This is not a column I ever expected I would have to write. However, recent remarks from former Supreme Court judge and lawyer Jón Steinar Gunnlaugsson have unfortunately forced my hand.
In a recent interview with Eyjan, Jón Steinar talks about his client, Róbert Downey. Róbert was recently granted a sort of legal clearing of his reputation, having done prison time for sexually abusing four teenaged girls, and is now free to work as a lawyer again. This has prompted no shortage of public outcry, not least of all from the survivors of his abuse.
Jón Steinar has been ceaselessly defending his client, as one would expect a lawyer to do. The problem is, his defenses have gone beyond simple legal duty and entered the realm of absolute horror. In his own words:
“He served his sentence. When has humanity ever improved itself with hate? I ask you. Should we not instead show forgiveness? It’s much better to do that and then respond if a crime is committed again. Of course we should rather do that. … I can assure you that those who have been abused, they will feel much better if they learn to forgive.”

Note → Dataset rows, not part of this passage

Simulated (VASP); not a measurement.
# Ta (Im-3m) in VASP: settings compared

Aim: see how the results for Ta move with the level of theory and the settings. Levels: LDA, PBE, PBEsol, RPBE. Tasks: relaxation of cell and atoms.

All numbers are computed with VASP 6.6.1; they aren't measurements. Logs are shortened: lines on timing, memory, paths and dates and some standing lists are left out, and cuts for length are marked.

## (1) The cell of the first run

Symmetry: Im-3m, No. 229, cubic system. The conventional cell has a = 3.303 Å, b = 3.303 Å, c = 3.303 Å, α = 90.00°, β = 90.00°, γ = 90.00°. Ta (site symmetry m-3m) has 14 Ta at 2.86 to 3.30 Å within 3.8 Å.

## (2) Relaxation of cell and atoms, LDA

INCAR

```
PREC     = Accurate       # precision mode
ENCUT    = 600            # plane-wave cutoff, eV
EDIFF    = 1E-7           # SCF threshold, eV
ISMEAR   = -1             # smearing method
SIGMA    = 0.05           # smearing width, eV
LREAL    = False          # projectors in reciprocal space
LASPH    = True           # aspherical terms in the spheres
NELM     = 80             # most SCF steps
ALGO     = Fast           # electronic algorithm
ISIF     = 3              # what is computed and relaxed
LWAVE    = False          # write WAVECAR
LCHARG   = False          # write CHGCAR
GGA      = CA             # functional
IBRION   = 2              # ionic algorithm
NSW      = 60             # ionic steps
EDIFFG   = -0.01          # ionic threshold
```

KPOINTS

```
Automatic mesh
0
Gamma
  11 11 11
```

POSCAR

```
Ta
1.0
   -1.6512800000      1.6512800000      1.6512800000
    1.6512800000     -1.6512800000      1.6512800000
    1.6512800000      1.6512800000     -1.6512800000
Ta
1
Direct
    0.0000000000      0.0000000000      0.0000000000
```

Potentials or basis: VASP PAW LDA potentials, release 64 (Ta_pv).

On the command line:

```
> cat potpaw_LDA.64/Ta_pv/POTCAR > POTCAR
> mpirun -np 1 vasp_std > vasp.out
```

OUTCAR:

First of all, Jón Steinar is in absolutely no position whatsoever to be telling the women that his client traumatised that they ought to forgive Róbert. That much we can all agree on.
Secondly, though, as disgusting and condescending as Jón Steinar’s remarks are, they are unfortunately all too common. Anyone who’s survived abuse and sexual assault will quite likely recognise this tired refrain. Jón Steinar’s assumption that a lack of forgiveness means a person is living in a state of perpetual hatred, bitterness and sorrow is as wrong-headed as it is pervasive. I can speak from personal experience, as a survivor myself, that this is so. And I’m sick of it.
For how long are we going to be implored to forgive abusers? To whom, exactly, is this important other than for the abusers themselves? You don’t need to forgive in order to heal, but the abuser sure needs your forgiveness in the hopes that you will stop bringing up the fact that they’re abusers.
Don’t get me wrong. I know there are people who have forgiven and even reconciled with their attackers, and found it to be a healing process. Good for them. I know others still (myself included), however, who never, ever forgave their attackers and only focused on healing themselves, eventually coming to a point where they could develop their interests, make friends, fall in love, build a career and all the other good stuff that makes life worth living. All without wasting a single breath forgiving the people who traumatised them.
That the women Róbert abused refuse to forgive him does not in any way, shape or form imply that they are not today living happy and fulfilling lives. They clearly are. This false binary of “forgive the person who broke you” or “live in hate and sorrow” needs to stop.
No one is ever going to forget what Róbert did. And if no one forgives him, either, I guarantee you that won’t stop anyone else from being happy, except maybe Róbert himself.